Daniel Handlin has a critique of the new space policy, over at The Space Review today. Many, indeed most, of his concerns are valid, though I think that he overstates the concerns of safety and human rating. All of the plausible vehicles — Delta, Atlas, and even Falcon 9, are most of the way there already, and no major changes will be required to any of them, despite all the FUD thrown up by the Ares supporters over the past few years. The new policy isn’t just imperfect — it’s not even particularly good. But then, we’ve never had good space policy, in the entire history since Sputnik, from the standpoint of becoming spacefaring, so it doesn’t have to be very good to be the best we’ve ever had.
Those who have seen me defending it here for the past three months may have had the impression that I think it’s great, but that’s a consequence of a) the fact that whatever its flaws, it’s such a huge improvement over the previous plan that it looks great in comparison and b) the complaints about and attacks on it have been so ridiculously hyperbolic, nonsensical and over the top that any pushback against them is going to look like great praise. It’s sort of like the idiots who thought that I was a big George Bush fan, for no other reason than that I didn’t think that he went into Iraq to steal the oil, or try to get his daddy to love him.
So of course the policy can be improved upon. And the questions about HLV and Orion are valid, but don’t seem to recognize the politics underlying the decisions. This piece, like many space policy analyses, presumes that the goal of the policy is to actually accomplish things in space. And for some policy makers, of course, it is, but that will always be in conflict with the more salient goals — to feed the pork to the most politically connected interests.

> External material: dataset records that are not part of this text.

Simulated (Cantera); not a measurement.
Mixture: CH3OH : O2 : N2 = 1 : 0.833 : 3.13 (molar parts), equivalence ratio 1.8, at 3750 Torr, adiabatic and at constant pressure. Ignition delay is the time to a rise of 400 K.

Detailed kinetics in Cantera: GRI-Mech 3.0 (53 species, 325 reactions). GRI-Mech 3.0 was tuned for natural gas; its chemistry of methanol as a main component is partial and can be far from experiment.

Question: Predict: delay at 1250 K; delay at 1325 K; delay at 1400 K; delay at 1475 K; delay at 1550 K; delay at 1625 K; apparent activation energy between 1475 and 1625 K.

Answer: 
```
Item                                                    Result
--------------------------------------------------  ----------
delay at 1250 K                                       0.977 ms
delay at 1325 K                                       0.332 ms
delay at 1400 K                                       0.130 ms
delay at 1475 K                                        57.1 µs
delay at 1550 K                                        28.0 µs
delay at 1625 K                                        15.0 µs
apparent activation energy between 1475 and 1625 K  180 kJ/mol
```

The purpose of the (up to) five year delay is not to figure out the best HLV design, or to develop “new technology” for HLVs — as the piece points out, we’re not going to learn much about that. At best, we may develop a new engine to replace the Russian RD-180 used by the Atlas (though this is for national security issues — it certainly won’t save any money). The thing is, if we develop an HLV now, we know that it will be very expensive, because it will be based on Shuttle infrastructure, and if we know anything about Shuttle infrastructure, it is expensive to maintain and operate, even without the orbiter. I can’t know for sure, of course, but I assume that the point of the delay is to kick the HLV can down the road long enough for the policy establishment to finally figure out that we don’t need one to do serious exploration, and that in fact it would hold it back due to its high costs (as it has for decades). It would be nice to make this decision now, but there’s insufficient consensus for it, because too many continue to be members of the Apollo cargo cult. So a bone has to be thrown to Marshall, and a few billion wasted on HLV “technologies.”
With regard to the now-you-don’t-see-it-now-you-do Orion “lifeboat,” that was clearly a sop to Colorado, which (unlike Texas, Utah, or Alabama) the president still hopes to pick up in 2012. But a full restoration would have guaranteed unwillingness on the part of players like Boeing to risk their own money on a new capsule that might have to compete with the government-subsidized one by Lockheed Martin. Making it a lifeboat only was an attempt to alleviate this concern, but it’s probably not enough, because the hardest part of capsule design is entry, and it wouldn’t take much (including internal LM investment) to convert it back to a vehicle to carry crew to orbit (basically, all it would need is an abort system). The challenge is going to be how to fence off its requirements in such a way as to provide some confidence on the part of the other players that they won’t have to compete with it (and it may in the end not be possible to do so). I have some ideas on that, but they’re available only on a paying basis for anyone who wants to hire me as a consultant…
Anyway, yes, the policy could stand a lot of improvement (though it remains vastly superior to what came before it). The question is whether or not it’s possible to get anything better in the current political environment. And my biggest fear is that out of ignorance and kneejerk reaction to anything Obama, the incoming Republican House (and perhaps Senate) will bollix things up even worse.
[Update late morning]
I think he’s way off here:
In some sense, anyone can design a spacecraft on paper. But the decades of institutional memory, expert systems engineering experience, and management skills for large space projects that will be lost by dissolving NASA’s role in spacecraft development can never be recovered.
If such a thing ever existed at NASA in any useful form, it disappeared decades ago. Part of Mike Griffin’s justification for Ares was to recreate it. To the degree that such institutional memory exists, it’s more in the contractors than at NASA. The same contractors who are now going to be putting up crew on their launch systems.